Australian renewable energy investors have reiterated their concerns over marginal loss factors at a public hearing, with one arguing that the current system feels like “a lottery” and is “failing”.
The investors made their views known at a public hearing in Sydney this week, held by the Australian Energy Market Commission on its draft determination on a request to change the rules on transmission loss factors. The AEMC’s draft ruling, issued last month, said that it preferred to stick with the existing marginal loss factors framework, despite widespread criticism.
Jevon Carding, associate director of Lighthouse Infrastructure, which operates the Lighthouse Solar Fund, said that volatility in MLFs was causing “extreme anxiety about the prospects of contributing further to new supply in the [National Electricity Market]” among its LPs.
Carding added that some of its projects have seen their equity value reduced by a third “more or less overnight” due to changes in MLFs. “In this context, from an investor’s perspective, loss factors have become less of a locational signal and really feel like more of a lottery,” he said.
Lighthouse Infrastructure is a member of the 20-strong Clean Energy Investor Group.
Robert Grant, spokesman for the CEIG and a consultant to CEIG member John Laing, told the hearing that MLF volatility will have to be priced into investment decisions in future if the current framework is retained, which would manifest in a risk premium that increased the cost of equity by around 2 percent.
Grant said that institutional investors could exit the sector in Australia altogether. “We just go and invest in other asset classes and we leave the buildout to the current incumbents and the oligopoly [if nothing changes], and we then revert to a world where the cost of equity is substantially different and higher than what these institutional and pension fund investors have,” he said.
One of the main arguments put forward by the AEMC in defence of the current MLF framework was its ability to provide strong locational signals to the market about the best places to build new generation.
Matthew Dickie of Innogy Renewables Australia, a subsidiary of Innogy SE, disputed this analysis and said his firm’s sole project experience in Australia to date had “not filled our board with confidence” due to MLF changes.
“The 350MW Limondale Solar Farm, which is in south-west New South Wales [and] currently under construction, has seen its business case significantly impacted by MLF movements since making the final investment decision a little over a year ago. We are supporters of robust locational signals, but the most accurate signal of where to build today is of little use to an investor in a 30-year asset if the signal can fluctuate significantly after the investment is made. At that point, the signal is too late,” he said.
‘An unacceptably high level of risk’
A further submission from Mitesh Kushwaha, manager for global infrastructure at QIC, said that the “unprecedented variability” in MLFs had created an environment with “an unacceptably high level of risk”.
“Putting aside all the political uncertainty, which has also had an adverse impact in relation to the availability of capital and also the cost of capital in the energy sector, there have been significant developments in the regulatory environment which, in our view, have increased investor uncertainty, and therefore reduced both access to capital and increased the cost of capital for the Australian energy sector,” he said.

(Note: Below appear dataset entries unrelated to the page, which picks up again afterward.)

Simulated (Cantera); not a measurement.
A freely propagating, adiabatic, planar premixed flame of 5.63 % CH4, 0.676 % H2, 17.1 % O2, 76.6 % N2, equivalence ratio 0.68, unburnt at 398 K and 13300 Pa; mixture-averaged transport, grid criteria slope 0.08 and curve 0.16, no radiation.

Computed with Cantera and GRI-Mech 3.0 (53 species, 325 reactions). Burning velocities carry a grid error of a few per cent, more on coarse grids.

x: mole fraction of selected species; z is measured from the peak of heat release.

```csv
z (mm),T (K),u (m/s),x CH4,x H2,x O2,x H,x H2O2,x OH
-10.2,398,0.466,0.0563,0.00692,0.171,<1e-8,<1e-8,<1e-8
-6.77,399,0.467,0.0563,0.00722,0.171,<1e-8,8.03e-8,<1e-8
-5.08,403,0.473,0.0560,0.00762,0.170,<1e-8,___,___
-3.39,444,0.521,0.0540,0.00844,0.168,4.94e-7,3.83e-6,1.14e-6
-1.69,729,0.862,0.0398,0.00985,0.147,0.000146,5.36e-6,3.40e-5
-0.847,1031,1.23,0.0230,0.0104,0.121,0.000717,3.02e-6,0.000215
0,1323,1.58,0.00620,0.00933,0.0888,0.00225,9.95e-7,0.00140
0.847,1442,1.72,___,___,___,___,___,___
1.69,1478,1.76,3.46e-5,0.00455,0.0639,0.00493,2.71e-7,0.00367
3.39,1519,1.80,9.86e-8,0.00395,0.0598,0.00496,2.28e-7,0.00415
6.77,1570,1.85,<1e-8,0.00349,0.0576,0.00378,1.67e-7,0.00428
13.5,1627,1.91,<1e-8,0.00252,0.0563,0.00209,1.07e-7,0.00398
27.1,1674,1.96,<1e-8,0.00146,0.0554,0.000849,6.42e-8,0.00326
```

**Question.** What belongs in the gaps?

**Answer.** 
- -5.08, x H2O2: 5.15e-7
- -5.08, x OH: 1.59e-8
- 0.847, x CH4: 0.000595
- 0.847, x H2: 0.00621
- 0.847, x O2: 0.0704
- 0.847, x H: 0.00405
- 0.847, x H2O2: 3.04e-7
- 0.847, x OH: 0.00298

QIC is an 80 percent shareholder in the Powering Australia Renewables Fund, a A$1 billion ($685 million; €617 million) fund launched in partnership with AGL Energy in 2016 to invest in Australian renewables. PARF is also a member of the CEIG.
Kushwaha argued that adopting an alternative framework, such as average loss factors that CEIG have advocated for, would help restore investor confidence. “A high degree of certainty will allow equity investors to target lower returns, which will translate to lower electricity prices for consumers,” he said.
Joel Gilmore, regulatory affairs manager for Infigen Energy, was the only person to speak in favour of the draft determination at the hearing and said that Australia’s National Electricity Market was “still investable”.
“MLFs are clearly a part of our decision [on projects], but it’s only a part, and it’s certainly not the biggest challenge that we see to investment,” he said, citing connection delays, system security and unplanned government interventions as bigger concerns.
“We need to accept both the upside and the downside risks and let the market operate for a while so we can have those clear signals [for investment],” he said. “Infigen absolutely supports the AEMC’s draft determination. We think that the AEMC has fairly considered the risks and trade-offs between spot market efficiency on one hand and the contract investment market.”